Movie Review: The Matrix



What is reality? How do we perceive it? Through our senses, our consciousness? Or something more?

Neo has always felt that something wasn’t right in his life. He could never place it, nor understand it. So he turns to something he can understand- computers. Neo is obsessed with them his apartment is filled with monitors and he tinkers and tinkers… troubled by something he cannot know.

Until that is, one day his computer tells him to follow something. And he does. This following leads him to a man named Morpheus. He gives Neo a choice, to go home or to come with him and learn the truth of life. Neo chooses the latter, and the Matrix is revealed.

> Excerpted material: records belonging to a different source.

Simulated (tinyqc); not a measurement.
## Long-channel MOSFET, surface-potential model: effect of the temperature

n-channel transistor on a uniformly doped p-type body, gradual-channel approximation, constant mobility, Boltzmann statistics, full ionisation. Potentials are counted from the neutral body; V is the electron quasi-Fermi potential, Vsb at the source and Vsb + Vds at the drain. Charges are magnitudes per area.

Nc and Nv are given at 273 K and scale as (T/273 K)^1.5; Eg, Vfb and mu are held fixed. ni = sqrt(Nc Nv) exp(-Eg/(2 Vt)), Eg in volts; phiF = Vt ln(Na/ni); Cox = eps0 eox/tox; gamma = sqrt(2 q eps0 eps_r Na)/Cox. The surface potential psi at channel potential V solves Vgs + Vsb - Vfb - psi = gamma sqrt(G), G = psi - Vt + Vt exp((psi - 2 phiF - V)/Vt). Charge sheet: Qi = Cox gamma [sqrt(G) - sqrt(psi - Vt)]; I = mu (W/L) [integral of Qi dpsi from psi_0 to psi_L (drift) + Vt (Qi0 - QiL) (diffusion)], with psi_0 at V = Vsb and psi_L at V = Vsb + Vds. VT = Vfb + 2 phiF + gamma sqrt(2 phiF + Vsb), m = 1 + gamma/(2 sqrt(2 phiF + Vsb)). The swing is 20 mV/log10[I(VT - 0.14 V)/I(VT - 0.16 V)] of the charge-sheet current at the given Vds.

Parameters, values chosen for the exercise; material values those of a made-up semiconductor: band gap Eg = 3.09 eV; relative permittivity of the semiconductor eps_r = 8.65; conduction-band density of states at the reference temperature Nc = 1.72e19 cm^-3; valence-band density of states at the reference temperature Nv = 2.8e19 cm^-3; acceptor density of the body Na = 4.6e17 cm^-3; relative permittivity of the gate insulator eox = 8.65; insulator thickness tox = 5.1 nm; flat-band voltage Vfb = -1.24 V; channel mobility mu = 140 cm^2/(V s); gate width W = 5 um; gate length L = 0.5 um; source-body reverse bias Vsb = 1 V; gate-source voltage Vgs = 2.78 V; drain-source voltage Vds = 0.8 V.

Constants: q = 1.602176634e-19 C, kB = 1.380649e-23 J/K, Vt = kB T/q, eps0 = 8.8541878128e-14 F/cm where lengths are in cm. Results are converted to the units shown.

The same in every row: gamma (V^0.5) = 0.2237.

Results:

Decades ago, Machines fought humanity. And the Machines one. Now they are using humans as enslaved batteries in the real world, while playing an incredibly realistic program into each persons’s consciousness. That is called the Matrix. Only “the One” can free humanity from the machines. And Morpheus believes Neo just might be that person.

Things I Liked

All of the characters in the real world stand up against the machines have committed themselves, no matter the cost, to freeing humanity and destroying the beings who control earth. With one remaining human city, these chances are growing slim. They sacrifice much for this cause, and that is what the movie truly is about. They give up comfort and safety to free people who don’t even know they need freeing.

The Matrix has been hailed as having immense amounts of Christian symbolism in the film, and it truly does. Neo is portrayed as the Christ figure, and acts as such. He has no individualistic goals, nor any anterior motives. He is saved at one point, through love. Similar to God’s love for the son. There is a woman named trinity, who works with Morpheus and Neo. Together they each bring a characteristic of the Real Trinity. Morpheus is a father figure. Neo is the sacrificial figure. Trinity is the the heart of the group. Many other allegorical references are made throughout the film, each reflecting in some way the Christian faith- even though no mention of God, prayers, or Jesus is used appropriately in context.

Things I Didn’t Like

The Matrix is rated “R” for violence mainly. You can die in the Matrix if you believe you are dead. Since the Matrix is so realistic, most everyone dies if they are fatally wounded in the program. Guns account for large amounts of these deaths. People are machine gunned down, shot in the back, shot in the head, shot in the leg… you get the point. In one slow motion scene, Neo dispatches a room full of guards. Blood spray is present, but no gore is shown.

Other feats of violence include a man being blasted with a laser cannon. Another takes a knife to the head. People are beat up with clubs and punches, bloodying their mouths and face. When one dies in the matrix, we see the people cough up lots of blood in the real world.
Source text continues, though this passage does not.